11/25/2007

I Um Back

*Another fine Thanksgiving for the books. It was tough herding all those turkeys into my family's waiting mouths, but few efforts are matched with such reward. How about a quick review?


Alex Robinson's Lower Regions

I'm actually in the middle of answering an email right now, and lo and behold, one of the questions therein is what I think of the comics of Alex Robinson. It's gonna be a disappointing response on that front (which is to say, even more disappointing than my responses usually are), since Robinson is one of those artists who've managed to slip right between the cracks of my reading. He's like Howard Cruse or Mark Kalesniko in that way - I just haven't quite gotten around to all of them.

So this little book, a 56-page, mostly wordless b&w production of Top Shelf (priced at $6.95), gets to be my first sustained exposure to Robinson's work. I suspect many readers will take it as a lark, a funny side-project in anticipation of Robinson's next 'big' book, 2008's Too Cool to Be Forgotten; it's cute and slapsticky, and very fast. It looks like this. I don't think I could mount much of a case against that notion.

But it's worth noting that the presence of action-fantasy genre stuff isn't what marks the book as so minor; in the last few years, artists as varied as Kazimir Strzepek (The Mourning Star), Brian Chippendale (Ninja) and Chris Forgues (Powr Mastrs) have all released differing works redolent with fantasy adventure tropes, all of which take different approaches toward building up their worlds and telling their stories. Alex Robinson's Lower Regions, as the title might suggest, functions mostly as an extended gag, albeit an affectionate one towards simple sword-swinging, dungeon-crawling tropes, with monster housecats and armored orcs alike getting sliced and diced in gory fashion by a pretty girl with a big axe.

It's a very boyish book, loaded with goopy violence, cheesy sensuality and what strikes me as a playful eagerness to push buttons - Robinson can't quite resist getting his warrior babe into a wet kiss with some sort of devilish succubus, which then grows increasingly aroused as Our Heroine stabs it over and over with a knife, until a wave of lil' critters erupts climactically from her bloody chest cavity. And when in doubt: impale a wicked little kid on a jagged pike! Of course, Robinson's visual style is too dabbed with cartoon flourish for anything really icky to register; the reader can rest assured from page #1 that corny ol' true love wins the day in the end.

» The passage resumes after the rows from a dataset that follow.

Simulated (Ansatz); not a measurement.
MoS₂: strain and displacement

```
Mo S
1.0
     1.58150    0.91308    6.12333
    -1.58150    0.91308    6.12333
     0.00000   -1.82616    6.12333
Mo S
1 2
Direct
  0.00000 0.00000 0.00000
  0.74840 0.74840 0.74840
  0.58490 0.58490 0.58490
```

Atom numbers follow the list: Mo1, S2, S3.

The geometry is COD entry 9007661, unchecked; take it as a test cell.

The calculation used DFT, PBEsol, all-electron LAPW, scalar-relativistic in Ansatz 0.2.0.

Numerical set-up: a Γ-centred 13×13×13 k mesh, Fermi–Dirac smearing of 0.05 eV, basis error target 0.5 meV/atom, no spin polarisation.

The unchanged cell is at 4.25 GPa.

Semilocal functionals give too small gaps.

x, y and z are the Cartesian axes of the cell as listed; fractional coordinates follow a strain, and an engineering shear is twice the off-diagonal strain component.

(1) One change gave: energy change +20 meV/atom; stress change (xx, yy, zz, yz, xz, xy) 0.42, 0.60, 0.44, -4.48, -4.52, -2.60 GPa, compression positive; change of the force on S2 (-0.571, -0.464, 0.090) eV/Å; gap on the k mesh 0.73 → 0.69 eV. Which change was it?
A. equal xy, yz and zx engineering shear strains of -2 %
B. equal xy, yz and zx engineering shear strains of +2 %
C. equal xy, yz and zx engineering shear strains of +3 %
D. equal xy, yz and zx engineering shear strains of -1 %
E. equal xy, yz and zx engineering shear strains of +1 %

As I mentioned, it's pretty cute, and Robinson's art is well-suited to the task - he even tosses in a few instances of formal play, like a nasty thing casting a spell that drifts out above his head as the heroine charges him, stretching across the gutter into the next panel to melt her weapon before she can 'reach' him, in-comic. A little more of that might have had the book sticking in my mind a lot longer. As it is, it's workable enough disposable entertainment, if also forgettable to the extent that I feel I ought to read something else entirely before I can really say I've read Alex Robinson.